In this embodiment, the input terminal of the neural network pooling circuit 100 may be connected to the output terminal of the convolution circuit, and is configured to process the three-dimensional feature map generated by the convolution circuit, that is, the image pixel in this embodiment includes the image pixel of the three-dimensional feature map. And the three dimensions of the three-dimensional feature map are respectively a row, a column and an input channel. In this embodiment of the application, after the convolution circuit generates the three-dimensional feature map, the three-dimensional feature map may be input to the external memory for storage. In order to perform the pooling operation on the three-dimensional feature map in the external memory in time, an input update signal may be generated when an image pixel of the three-dimensional feature map is input into the external memory, and the input update signal may be sent to the pixel counting module 101. In one embodiment of the present application, an input update signal may be generated in case that each line of image pixels is input into the external memory, so as to facilitate the counting of the pixel counting module 101. Of course, in other embodiments, the input update signal may also be configured to match the number of rows of the pooling window, for example, the number of rows of the pooling window is three, and then, one input update signal may be generated under the condition that every three rows of image pixels are input into the external memory, and the present application does not limit the condition for generating the input update signal.

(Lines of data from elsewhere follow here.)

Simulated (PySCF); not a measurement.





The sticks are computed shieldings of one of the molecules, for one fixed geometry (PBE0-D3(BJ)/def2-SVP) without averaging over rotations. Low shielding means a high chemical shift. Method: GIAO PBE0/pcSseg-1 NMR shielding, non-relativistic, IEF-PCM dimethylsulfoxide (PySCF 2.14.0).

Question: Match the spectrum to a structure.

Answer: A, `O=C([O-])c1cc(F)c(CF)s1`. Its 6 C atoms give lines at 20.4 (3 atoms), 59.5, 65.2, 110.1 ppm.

In this embodiment, after receiving the input update signal, the pixel count module 101 may determine the number of image pixels input in the external memory according to the input update signal, and determine whether to send a read/write control signal to the address generation module 103 according to the number. In this embodiment, the pixel count module 101 may send the read/write control signal to the address generation module 103 if it is satisfied that a row of pooled outputs can be generated. In the pooling operation, an input row corresponding to a row of pooled outputs is determined according to the column-wise Py of the pooling window and the column-wise Sy. The size Py of the pooling window in the column direction determines the number of input lines required for each line of output, and the step value Sy of the pooling window in the column direction determines the number of lines spaced between the first line of input lines corresponding to two adjacent output lines. In one example, the pixel count module 101 increments an internal counter by 1 each time it receives an input update signal. Meanwhile, when the comparator module 105 calculates and generates a row of pooling output results, the counter inside the pixel counting module 101 subtracts the stepping value Sy of the pooling window in the column direction, which is used to indicate that the input row number no longer used by the pooling window stepping needs to be satisfied before the operation can be continued. Only when the current count value of the counter inside the pixel count module 101 is greater than the size Py of the pooling window in the column direction, the pixel count module 101 may send a read-write control signal to the address generation module 103 to drive it to generate a new read-write address, so as to trigger subsequent address generation and read comparison operations. Of course, in other embodiments, the image pixels may also be counted by one or more columns, or may also be counted by the number of pixels, and the counting manner of the image pixels is not limited in this application.

In this embodiment, the address generating module 103 is further electrically connected to the external memory, and is configured to generate a read address or a write address for the external memory according to the read-write control signal after receiving the read-write control signal. The pixel count module 101 may send a read address generation enable signal to the address generation module 103, in a case where it is determined that the pooling operation can be started according to the input update signal, the read address generation enable signal being capable of starting the address generation module 103 to start up, that is, generating a read address for the external memory. In one example, the address generating module 103 may first determine an address of a first pixel in the feature map in the external memory during generating the read address, and then may use the address of the pixel as a base address, and the positions of the pixels in the pooling windows during the pooling operation may be represented as offsets from the base address. The base address may be obtained during software compilation. In one embodiment, the base address may be pre-configured in the address generation module 103. In another embodiment, the base address may also be stored in an external memory and loaded into the address generation module 103 when performing the pooling operation. Of course, in other embodiments, the address generation module 103 may also determine the address of each pixel in other manners, which is not limited herein.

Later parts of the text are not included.